In moving this amendment, I shall speak also to Amendments 152BJ, 152BK, 163 and 164, all of which are grouped with it. We have come to the former Independent Barring Board, which is to be renamed the Independent Safeguarding Authority. My amendments fall into two sub-groups, so I shall deal with them in that way.
Clauses 85 and 88, the second of which relates to Northern Ireland, were introduced in the later stages of the Public Bill Committee in another place, with little explanation given for their introduction and no debate on them at all. The effect of these clauses is to require the new Independent Safeguarding Authority to notify employers and others if it is considering whether to include a person on the barred list. We believe that this is unjust and contravenes natural justice, as well as Parliament’s original intention when the Safeguarding Vulnerable Groups Bill passed through Parliament. I worked on that Bill and I remember it clearly.

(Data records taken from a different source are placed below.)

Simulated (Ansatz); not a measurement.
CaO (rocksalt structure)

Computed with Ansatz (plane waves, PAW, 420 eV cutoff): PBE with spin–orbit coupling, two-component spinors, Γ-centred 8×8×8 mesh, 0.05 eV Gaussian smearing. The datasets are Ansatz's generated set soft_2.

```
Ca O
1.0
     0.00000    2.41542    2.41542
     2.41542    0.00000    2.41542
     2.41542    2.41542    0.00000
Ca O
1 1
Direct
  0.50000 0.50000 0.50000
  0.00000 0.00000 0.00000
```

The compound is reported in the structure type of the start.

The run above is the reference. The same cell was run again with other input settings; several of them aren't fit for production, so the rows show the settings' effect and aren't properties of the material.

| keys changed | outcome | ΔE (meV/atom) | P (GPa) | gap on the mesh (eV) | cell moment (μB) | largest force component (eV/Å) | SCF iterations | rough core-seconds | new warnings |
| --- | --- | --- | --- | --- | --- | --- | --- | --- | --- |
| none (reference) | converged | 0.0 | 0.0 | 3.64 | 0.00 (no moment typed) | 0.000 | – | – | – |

From July 2010, all people who work or volunteer with children and vulnerable adults will need to be registered with the new ISA. Currently, such people need to obtain an enhanced criminal record certificate. This certificate gives the same information as standard criminal record certificates—details of spent and unspent convictions and cautions and information about whether the individual is on the sex offenders register—but it also includes any other information that, in the opinion of the chief officer of police, might be relevant and ought to be included on the certificate. The type of information that can be included is very broad and does not have to relate to a conviction or even an arrest or prosecution. Under these new clauses, allegations that are not pursued or are dismissed as spurious, and prosecutions that result in an acquittal, can be disclosed to an employer, as can information about behaviour that is not criminal at all. All this is disclosed without the job applicant ever being given an opportunity to offer any explanation. For example, an applicant might be able to demonstrate that allegations of sexual impropriety against a student had been found to be false and had been withdrawn.
Sir Michael Bichard, in his report, was clearly concerned about this. He said that, ""at present, Enhanced Disclosure results are normally provided at the same time to the individual applicant and to the employer or voluntary body … Any objections by the job applicant to the provision of certain information could not, therefore, undo any damage done to his/her prospects with that particular employer … This raises important issues about the fair treatment of individuals. There is a risk that careers may be blighted and job prospects lost"."
The Bichard report was quite clear about this.
An effective vetting system should ensure that those not suitable to working with children or the vulnerable are barred while also ensuring that potential employers remain unaware of unfair, malicious or spurious allegations. Only when a final decision has been made by the ISA should the employer be informed of the fact. It is undeniable that details of allegations as well as convictions might be relevant in determining suitability to work with children and the vulnerable, but it is up to the expertise of the ISA to determine that.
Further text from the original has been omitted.